Feminism and Men’s Rights

The central tenets of feminism are flawed from a political and philosophical standpoint. This statement, while tarring with a very broad, and perhaps aggressive brush, remains true, on my account, however.

As a philosopher, I find the foundational roots of patriarchy theory to be severely lacking and the oppressor-oppressed dialectic to be far too simple a model to apply to such a complex issue, especially in creating essentially a warring chasm between the sexes – psychologically damaging to say the very least! Oppression is a dynamic and scalable reality that is ever-changing and often reflects tensions that are multi-directional – an evolving construct that can only be seen in shades of grey.
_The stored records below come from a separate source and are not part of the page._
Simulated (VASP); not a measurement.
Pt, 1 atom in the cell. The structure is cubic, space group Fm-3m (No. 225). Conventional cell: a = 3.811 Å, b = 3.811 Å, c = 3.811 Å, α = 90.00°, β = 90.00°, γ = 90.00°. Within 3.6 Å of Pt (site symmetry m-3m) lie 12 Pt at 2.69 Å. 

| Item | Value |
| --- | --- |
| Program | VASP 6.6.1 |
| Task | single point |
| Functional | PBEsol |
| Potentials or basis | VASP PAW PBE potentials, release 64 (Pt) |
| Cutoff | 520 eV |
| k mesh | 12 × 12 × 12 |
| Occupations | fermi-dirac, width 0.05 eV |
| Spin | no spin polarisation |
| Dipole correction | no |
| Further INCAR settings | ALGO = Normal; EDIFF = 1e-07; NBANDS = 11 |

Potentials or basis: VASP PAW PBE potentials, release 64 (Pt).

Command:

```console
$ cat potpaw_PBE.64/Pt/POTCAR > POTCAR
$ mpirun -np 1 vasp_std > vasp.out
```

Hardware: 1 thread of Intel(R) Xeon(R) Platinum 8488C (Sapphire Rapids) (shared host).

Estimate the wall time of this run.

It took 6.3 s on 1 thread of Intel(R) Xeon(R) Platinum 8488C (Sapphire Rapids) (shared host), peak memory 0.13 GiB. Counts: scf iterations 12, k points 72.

There needs to be a transcendency of the Marxist dialectic here and an understanding of a rather different hierarchy – hierarchies that are immediately present as a result of the human condition and the social fabric of existence, if you will. I very much contest the notions of power and liberation in the feminist movement – power is a measure of control over one’s own life, and their ascendency towards self-actualization (and accountability also, I would argue), rather than purely an exertion of will over other people, in for example, the corporate or governmental spheres (with the employer-employee relationship or the Hegelian master-slave dialectic). That is only one power dynamic, but one that ultimately results, in many respects, with slavery.

Wage-slavery (as a result of a mixed economy and material consumerism) at the hands of the State is not freedom or liberation; it is certainly not power in any real tangible sense (although it may provide some financial independence), although I would argue from an epistemic and metaphysical perspective that freedom is an illusion anyway (more on this in another post later) – despite, for example, what Sartre would proclaim – man is condemned to be free; essentially an ode on the responsibility of mankind that results.

I am essentially an individualist, with a great deal of influence from existentialist thought (mostly Heidegger — I wrote an essay last year on the role of Being in metaphysics and discussed it in relation to the Other from ontological and ethical standpoints – I considered Sartre and Levinas also, in my analysis) and from anarcho-capitalism – a political ideology I fully support based on its moral tenets of voluntarism and the non-aggression principle etc.

Current feminist dogma, and I emphasize dogma, is very much a reflection of the postmodernist fabric in today’s cultural milieu; this needs to be integrated in some sense, I believe, with a psycho-spiritual hermeneutic allowing for greater personal development – much of which is limited by the relationship between the people and the State; a fundamentally unjustifiable monopoly of force. When this dynamic is broken down, I believe progress can be achieved, in regard to liberation and power. The dynamic between the ruling and the ruled, in terms of the classes, is crucial here too.

To give a counter-example, we train men in particular to be disposable from birth and reflect that in our glorification of ‘heroic’ acts – dying for the State or for the nation, through for example, bravery in war – we paint this to be traditionally ‘masculine’. This is partially predicated on needs of survival obviously, and goes to the very roots of pre-modern tribalism or any system founded upon collectivist philosophy (as violence is inherent in the human condition; this could not be altered fundamentally without using coercion and exertion of will over others which is incidentally violence itself).

Men’s rights, at present, are currently being trampled on. To give an illustration, consider the anti-male bias in the divorce ‘industry’, the family courts, the domestic violence ‘industry’ (where gender parity in perpetration has been shown, countless times – illustrating the gender bias and dishonesty in feminist statistics), and in suicide and homeless rates (men far outnumbering women). We also see a great degree of suicidal action or ideation in war veterans – particularly older war veterans.

Thankfully, the NSW government is taking action at present in combating domestic violence against men by acknowledging its existence and establishing shelters for men. This is one small step in the current war.

One cannot fight sexism with sexism itself. To do so is fundamentally flawed, and currently, gender feminism in particular (which guides equity feminism to a large extent too) is driven by such sexism – misandry, in this context, largely denied by many feminists. The argument for the denial of misandry can only be founded on a few core beliefs – that, to deny misandry, one is protecting such radicals as Dworkin and Solanas (the author of the SCUM Manifesto and attempted murder of Andy Warhol) from such charges, shifting focus on to misogyny and hence upholding a gynocentric culture, or for the simple reason that one hates men – and is conflating violence and oppression with masculinity itself. To do so, one is conflating mature and immature masculinity – how these are defined, or to be defined, is a question for another post.